I read in sci.electronics.design that Wayne <
[email protected]>
wrote (in said:
The resistor is in series with the capacitor and the signal gen is
across one lead of the capacitor and one lead of the resistor. In other
word, if they were both resistors it would be a voltage divider. The
resistor or the capacitor can be ground. Forgive me for asking a dumb
question but why are V_c^2 + V_r^2 = V_s^2 to the power of 2?
Because the two voltages have a phase difference of 90 degrees (or, in
practice, very nearly; the capacitor won't be perfectly loss-free).
If this
was a voltage divider then you would have V?=Vs(R/R+Rc)?

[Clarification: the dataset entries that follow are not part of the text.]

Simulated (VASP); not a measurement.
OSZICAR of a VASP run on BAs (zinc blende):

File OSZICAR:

In method 2 could you give me an example with the following figures?
Vs=10v p-p
Vr=4v p-p
Phase = 45deg (with respect Vs)
It's helpful to use a 'phasor diagram' to see what is going on. The
current I is in phase with the voltage across the resistor, and the
voltage across the capacitor is at 90 degrees to the current. So our
diagram is (*use Courier font*):
/|
/ |
/ |
/ |
Vs = 10 / |
/ | Vc =?
/ |
/ |
/ |
/ 45 |
/__________| ----------> Current I
Vr = 4 V
Now, I hope you can see that this is not, in theory, possible. The angle
at the apex of the triangle must be 45 degrees as well and the triangle
must be isosceles. So Vc must be 4 V as well, and then by Pythagoras
(which is the same as the squared values in Tim's equation), Vs =
sqrt(4^2 + 4^2) = sqrt(32) = 5.66 V.
One practical explanation, if your figures are correct, is that the
capacitor is very lossy, thus having a lot of resistance of its own.
This add to the horizontal side of the triangle (without altering the 4
V across the resistor). Another 3.07 V brings the figure right. The Vc
must also be 7.02 V, of course, because of the 45 degrees. We then get
by Pythagoras, Vs = sqrt(7.07^2 + 7.07^2) = sqrt(100) = 10.
It's a very poor capacitor if this is true. There are other
possibilities. What frequency are you working at and what are the
resistor and capacitor values? Have you actually measured 10 V at the
signal generator, or is that just what the output control says? If the
signal generator source impedance isn't very much smaller than the
impedance of your RC circuit, the Vs value will be way off, indeed it
may well be 5.66 V!